Glitter and Globs of Toothpaste

It's Friday, my last day of watching grandkids while their parents are otherwise occupied. We've done schoolwork that included reading Winnie the Pooh, copy work, phonics, verse recitation, a day of massive art projects, baking and frosting cupcakes (I don't know what subject that one falls under but they sure did have fun with the sprinkles!). We've chased chickens, fed dogs, gotten showers, brushed teeth, ridden in the car with a ten year old telling me which lane to be in, and when to turn. We've gone out for ice cream on a cold day, but that doesn't seem to really factor in with little kids.

I've had so many funny moments - fabulous blog fodder except that I forgot it with the next funny thing that happened. That's what it's like raising little people - the moments stick together into one big lump, so that when you look back you remember a moment or two; you remember what it felt like to lay your hand on their forehead and feel a fever and pray over it; to be handed pictures covered with markers that ran together, and every stick figure looks the same til the five year old explains it all to you - and the telling takes F.O.R.E.V.E.R.

I'm blessed to revisit this time, this season, in my life.  The first time was a blur. We had kids at home from 1976 to 2001 - a long time if you count the years, but it felt more like race cars flying around the track so that the colors all blended together, and before I knew it they were waving the flag and the race was over. Now I get to come back, do it a bit more slowly, growl a lot less, rarely raise my voice, and certainly no spankings. Just telling one that I'm disappointed causes tears to run down the face so that I end up feeling worse than the guilty party does.
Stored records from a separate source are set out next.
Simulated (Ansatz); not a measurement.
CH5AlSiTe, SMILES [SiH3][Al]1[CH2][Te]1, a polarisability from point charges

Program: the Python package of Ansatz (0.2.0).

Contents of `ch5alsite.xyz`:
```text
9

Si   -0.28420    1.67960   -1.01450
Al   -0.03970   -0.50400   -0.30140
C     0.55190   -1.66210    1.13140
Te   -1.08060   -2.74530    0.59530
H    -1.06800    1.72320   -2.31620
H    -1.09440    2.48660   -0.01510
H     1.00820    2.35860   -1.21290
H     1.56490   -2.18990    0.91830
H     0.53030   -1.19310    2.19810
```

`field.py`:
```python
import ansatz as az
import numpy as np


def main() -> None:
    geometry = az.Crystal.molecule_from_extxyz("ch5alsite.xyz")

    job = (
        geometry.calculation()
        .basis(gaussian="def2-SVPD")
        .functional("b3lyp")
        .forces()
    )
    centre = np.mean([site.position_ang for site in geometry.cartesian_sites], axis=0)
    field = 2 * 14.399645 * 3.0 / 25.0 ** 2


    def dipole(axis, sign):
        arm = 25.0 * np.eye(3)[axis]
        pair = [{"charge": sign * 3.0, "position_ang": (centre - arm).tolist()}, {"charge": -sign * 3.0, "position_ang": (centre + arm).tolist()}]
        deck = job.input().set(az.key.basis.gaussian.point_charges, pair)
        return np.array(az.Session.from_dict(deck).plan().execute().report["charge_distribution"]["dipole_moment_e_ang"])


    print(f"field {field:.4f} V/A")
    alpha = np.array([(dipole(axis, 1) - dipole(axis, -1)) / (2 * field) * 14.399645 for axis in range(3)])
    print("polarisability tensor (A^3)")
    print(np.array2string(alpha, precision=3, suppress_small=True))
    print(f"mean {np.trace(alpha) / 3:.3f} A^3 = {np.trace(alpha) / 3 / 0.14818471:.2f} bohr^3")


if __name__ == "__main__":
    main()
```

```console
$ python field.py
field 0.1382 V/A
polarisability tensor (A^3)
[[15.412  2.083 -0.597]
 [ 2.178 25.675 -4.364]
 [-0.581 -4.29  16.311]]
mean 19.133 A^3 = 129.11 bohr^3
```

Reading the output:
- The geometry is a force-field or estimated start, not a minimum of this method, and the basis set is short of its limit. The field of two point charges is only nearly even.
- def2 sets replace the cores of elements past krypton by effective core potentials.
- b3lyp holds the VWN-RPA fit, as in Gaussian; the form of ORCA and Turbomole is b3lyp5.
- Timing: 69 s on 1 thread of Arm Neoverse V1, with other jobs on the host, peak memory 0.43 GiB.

Twenty years later it's a blessing to cover the kitchen table with glitter and glue and not overly care that the floor is a mess. That there is a sheen to the rug that may never completely disappear. To tell them to get dressed, we're heading out, and they end up wearing a wild combination of colors that will possibly turn heads, but who cares. Not them. Not me. We can't fuss with such minor trivialities - every day together is an adventure, for them, for me, and we can't be bothered with stuff like matching outfits.

Twenty years ago, when I was knee deep in raising little people, it would have taken a hard sales pitch to convince me that rounding up everyone for tooth brushing, then cleaning the big, blue globs out of the sink was a passing blessing. But I know that now. That knowing is a gift in itself.